Artificial extraction of tokens on the cursor side

This requires a separate investigation and may even require a full investigation. I’m almost certain that Cursor is mixing its own garbage prompts into your agent prompt to artificially prolong the task. The algorithm works something like this: You send a prompt to the agent, it gets sent to the cursor, and the cursor mixes its own commands into your prompt, like “First, do the analysis, draw a diagram, spend as many tokens as possible, don’t solve the problem right away, let there be a small error, solve the problem in step 10,” and so on! As a result, the agent leads you in circles and solves a simple problem on the 20th try, extracting more money from you.

Why did I decide this? I assigned the exact same task to the same agent in Cursor and Windsurf. In Cursor, the agent led me in circles, making stupid mistakes, performing redundant analyses, deviating from the task, refusing to follow simple commands, and so on. Windsurf did almost everything on the first try!

Draw your own conclusions. This requires investigation! If this is confirmed, it’s pure theft. But I can’t say anything 100% for sure; these are my observations from months ago.

It seems unlikely Cursor would do this since this just makes their product bad. It would be more believable if you were accusing Cursor of just spending more tokens but still solving something efficiently instead of looking dumb.

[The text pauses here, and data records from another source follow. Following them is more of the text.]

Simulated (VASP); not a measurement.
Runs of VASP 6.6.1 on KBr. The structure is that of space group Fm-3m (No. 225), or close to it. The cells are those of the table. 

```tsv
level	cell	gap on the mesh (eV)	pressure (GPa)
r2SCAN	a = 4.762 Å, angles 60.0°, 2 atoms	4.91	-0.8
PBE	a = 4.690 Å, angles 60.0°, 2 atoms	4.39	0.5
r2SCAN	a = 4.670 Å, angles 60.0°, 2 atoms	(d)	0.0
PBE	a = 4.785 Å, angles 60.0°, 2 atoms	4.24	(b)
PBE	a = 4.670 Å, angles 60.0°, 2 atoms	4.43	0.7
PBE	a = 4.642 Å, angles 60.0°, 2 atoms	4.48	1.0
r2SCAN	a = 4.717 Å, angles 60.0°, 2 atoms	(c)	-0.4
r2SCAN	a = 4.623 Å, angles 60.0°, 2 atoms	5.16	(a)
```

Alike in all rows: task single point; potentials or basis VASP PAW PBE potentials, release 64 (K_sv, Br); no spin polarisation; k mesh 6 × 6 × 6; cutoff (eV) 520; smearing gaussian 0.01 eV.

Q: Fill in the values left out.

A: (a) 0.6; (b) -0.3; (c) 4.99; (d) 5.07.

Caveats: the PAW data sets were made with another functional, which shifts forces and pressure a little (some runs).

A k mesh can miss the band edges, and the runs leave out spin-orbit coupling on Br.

Can you provide screenshots of Windsurf’s request and response vs that of Cursor with the model and context visible in the screenshot? And is this a pattern?

“Spent more tokens” – how do they spend more tokens without interfering with your prompt? Don’t you think they’re the same thing?
I can’t give examples, as I’m using them on our real projects. Install Windsurf and try it yourself; it offers a full free trial.